Expression for derivative of neural net output w.r.t edge weight

35 Views Asked by At

This is a question on the mechanics of backpropogation derivatives in NNs. I've seen plenty of analysis on the derivative of a NN output with respect to a given input, but am unsure on how to compute the partial with respect to the weight of a given edge. That is, suppose our output of the network is $\hat{pred} = \sigma[z[v_{output}]]$. This is a node with no outgoing edges. $z[v]$ refers to the linear combination of the outputs of the nodes with outgoing edges to $v$ weighted by their corresponding edge weights. What is the derivative $\frac{\partial \hat{pred}}{\partial w(u,v)}$? I'm trying to define this in terms of basic parameters and $\delta$, which I believe we can define recursively. For simplicity I'm assuming activation is sigmoid. Here is my attempt:

For a node $v$ whose value is calculated using the sigmoid activation, the output $o[v]$ is given by: $ o[v] = \frac{1}{1 + e^{-\sum_{(u,v) \in E} w(u,v)o[u]}} $

Using the chain rule, we get: $ \frac{\partial \hat{pred}}{\partial w(u,v)} = \frac{\partial \hat{pred}}{\partial o[v]} \cdot \frac{\partial o[v]}{\partial z[v]} \cdot \frac{\partial z[v]}{\partial w(u,v)} $ (is this right??)
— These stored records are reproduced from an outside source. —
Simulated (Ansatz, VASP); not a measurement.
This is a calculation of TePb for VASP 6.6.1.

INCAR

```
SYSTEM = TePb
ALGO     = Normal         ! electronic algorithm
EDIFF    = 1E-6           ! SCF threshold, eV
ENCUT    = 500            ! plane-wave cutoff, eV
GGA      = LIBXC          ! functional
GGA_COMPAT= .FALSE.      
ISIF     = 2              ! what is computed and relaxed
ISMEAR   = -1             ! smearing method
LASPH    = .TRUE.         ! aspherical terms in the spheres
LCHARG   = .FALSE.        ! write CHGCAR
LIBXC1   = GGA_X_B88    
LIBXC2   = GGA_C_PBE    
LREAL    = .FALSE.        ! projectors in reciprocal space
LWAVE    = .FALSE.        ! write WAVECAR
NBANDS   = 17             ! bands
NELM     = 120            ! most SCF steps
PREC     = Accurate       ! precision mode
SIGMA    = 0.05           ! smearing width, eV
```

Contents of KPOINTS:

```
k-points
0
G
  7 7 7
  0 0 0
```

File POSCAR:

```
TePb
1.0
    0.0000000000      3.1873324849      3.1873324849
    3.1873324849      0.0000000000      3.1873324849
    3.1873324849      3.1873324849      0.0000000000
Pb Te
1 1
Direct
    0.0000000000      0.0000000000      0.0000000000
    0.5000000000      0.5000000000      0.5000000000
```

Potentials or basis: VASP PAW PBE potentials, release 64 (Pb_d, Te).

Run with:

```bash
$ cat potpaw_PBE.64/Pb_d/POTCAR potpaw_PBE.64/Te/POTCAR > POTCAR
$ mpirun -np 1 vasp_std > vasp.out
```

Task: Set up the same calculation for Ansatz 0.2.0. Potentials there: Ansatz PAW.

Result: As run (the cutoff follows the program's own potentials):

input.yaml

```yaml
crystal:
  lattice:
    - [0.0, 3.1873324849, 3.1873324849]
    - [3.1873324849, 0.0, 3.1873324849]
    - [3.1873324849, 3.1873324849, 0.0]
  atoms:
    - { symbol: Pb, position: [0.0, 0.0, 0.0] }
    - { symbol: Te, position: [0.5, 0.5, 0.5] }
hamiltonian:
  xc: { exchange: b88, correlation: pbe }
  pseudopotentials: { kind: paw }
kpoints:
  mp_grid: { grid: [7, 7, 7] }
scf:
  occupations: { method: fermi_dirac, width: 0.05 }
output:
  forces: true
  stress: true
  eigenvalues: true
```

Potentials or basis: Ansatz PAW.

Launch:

where $z[v] = \sum_{(u,v) \in E} w(u,v)o[u]$.

The derivative of $o[v]$ with respect to $z[v]$ is the derivative of the sigmoid function: $ \frac{\partial o[v]}{\partial z[v]} = o[v] \cdot (1 - o[v]) $

And $\frac{\partial z[v]}{\partial w(u,v)}$ is just $o[u]$, the output of the parent node $u$.

Thus, $ \frac{\partial \hat{pred}}{\partial w(u,v)} = \frac{\partial \hat{pred}}{\partial o[v]} \cdot o[v] \cdot (1 - o[v]) \cdot o[u] $

Is this on the right track? how can I further decompose the $\frac{\partial \hat{pred}}{\partial o[v]}$ term to get this expression in terms a recursive definition of $\delta(v)$)? Do I even need to? And, importantly, does this depend on what the activation function for $v_{output}$ is, as i'm trying to only fix the activation function for $v$.